REBECCA HUVAL | Posted in Napa Valley Register | Posted: Tuesday, May 3, 2011 9:30 pm

Juan Carlos, a day laborer who looks for work next to Home Depot regularly, said a day laborer center would help keep the exchange of services legal instead of under-the-table as it is now. Jorgen Gulliksen/Register

From dawn until dusk, a group of Napa day laborers waits on a hill beside south Napa’s Home Depot parking lot for someone to hire them to move furniture, build a porch or paint a fence for about $10 an hour.

They sit cross-legged on the ground and crack jokes in the sun. On rainy days, they take shelter inside the nearby Kentucky Fried Chicken, the workers said. That’s where they go to the bathroom, too.

“This is our workplace,” said Juan Carlos, 36, of Napa, originally from El Salvador. “Every day, I clean it up.”

Unlike St. Helena, the city of Napa has no day laborer center. As a result, Napa’s day laborers wait for work outside and accept unaccounted money — which violates California law and also has the potential to get them in trouble with authorities, even if they are documented U.S. citizens.

So the workers, along with some community leaders, are hoping to build a day labor center in Napa.

“We can do something beautiful here,” Carlos said. “It doesn’t have to be big. Something small.”

Local activists said they support the idea.

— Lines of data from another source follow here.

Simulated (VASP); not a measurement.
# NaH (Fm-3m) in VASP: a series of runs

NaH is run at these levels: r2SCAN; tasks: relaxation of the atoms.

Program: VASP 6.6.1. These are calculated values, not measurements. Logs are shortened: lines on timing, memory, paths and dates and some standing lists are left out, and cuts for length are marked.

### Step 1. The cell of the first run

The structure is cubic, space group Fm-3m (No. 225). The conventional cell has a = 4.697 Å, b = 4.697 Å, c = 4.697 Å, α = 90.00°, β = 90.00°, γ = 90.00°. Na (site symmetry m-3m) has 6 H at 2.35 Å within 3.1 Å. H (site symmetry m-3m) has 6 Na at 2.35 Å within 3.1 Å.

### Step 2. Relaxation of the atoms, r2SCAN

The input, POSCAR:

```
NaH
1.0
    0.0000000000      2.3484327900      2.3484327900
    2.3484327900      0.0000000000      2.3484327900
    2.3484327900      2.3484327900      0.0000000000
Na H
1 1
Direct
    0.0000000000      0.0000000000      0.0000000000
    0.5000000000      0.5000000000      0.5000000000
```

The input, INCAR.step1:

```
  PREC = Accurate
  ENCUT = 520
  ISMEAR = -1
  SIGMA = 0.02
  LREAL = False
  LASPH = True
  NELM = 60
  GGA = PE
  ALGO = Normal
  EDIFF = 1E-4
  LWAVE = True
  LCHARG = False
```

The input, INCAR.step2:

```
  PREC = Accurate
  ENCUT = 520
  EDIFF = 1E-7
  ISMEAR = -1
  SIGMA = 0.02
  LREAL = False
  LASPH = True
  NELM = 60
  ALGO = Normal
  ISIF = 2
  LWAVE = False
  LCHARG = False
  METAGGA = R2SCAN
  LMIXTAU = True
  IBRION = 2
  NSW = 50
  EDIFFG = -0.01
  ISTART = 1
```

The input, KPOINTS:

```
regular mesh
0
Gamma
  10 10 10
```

“It’s good for people in the community, too,” said Lilia Navarro, a member of the Napa County Commission on Aging. “Because if people need someone to help in their garden, they can have help.”

At the day laborer center in St. Helena, the director said more than half of the workers come from Napa. Housed in a trailer on the property of Sutter Home Winery, the Work Connection Ministry of St. Helena Catholic Church sees about 30 workers on average per day.

For 15 years, the ministry has linked workers with jobs and asked that employers sign forms assuring they’ll pay at least $10 an hour.

Though most workers come from the city of Napa, the center is partially funded by the city of St. Helena.

“At least Napa could help us support this place,” said Nora Selina Garcia, director of Work Connection Ministry. “We don’t have enough people to support this place. We need some help.”

Their ministry employs two workers and has two volunteers. Even with a small staff, they’ve been able to place hundreds of seasonal workers in vineyard, construction, gardening and housekeeping jobs.

One of their workers has found fieldwork with the same vineyard for eight years, Garcia said.

“If Napa and Vallejo had another center like this, it would be great,” she said. “This is a small place. Last year, in one day, I had 53 workers. And we just have one restroom, and we have men and women. It’s difficult.”

In the south Napa parking lot, the laborers wait for work on private property owned by the South Napa Market Place. They’ve struck an agreement with businesses there to stay in the north lot across from KFC, said Napa Police Lt. Debbie Peecook.

Occasionally, Home Depot managers have complained to police about the workers loitering on private property, Peecook said. “Most of the day laborers have been really good about that, when we ask them to stand in a certain area, though they occasionally need reminders.”

As for more permanent solutions, Mayor Jill Techel said Napa didn’t have a hiring center for day laborers because no one had ever proposed one.

“In cities that have those centers, 80 percent are run by community groups,” not local government, Techel said.

While there have been complaints regarding laborers gathered at South Napa Market Place, they have been handled by police who have negotiated solutions with the men, the mayor said.

These complaints “haven’t been elevated to a political level,” Techel said.

The workers said they’ve talked with local Pastor Ricardo Bolaños of Ministerios Cosecha, or “Harvest Ministries”, but Bolaños couldn’t be reached for this report.

If built, the center could help the laborers find more jobs and become more accessible and approachable to employers, said Laura Lopez, a local activist and Legal Aid of Napa Valley volunteer.

“It’s not that people are lazy and don’t want to find a job,” Lopez said. “The work ethic is there, but the respect for the workers isn’t.”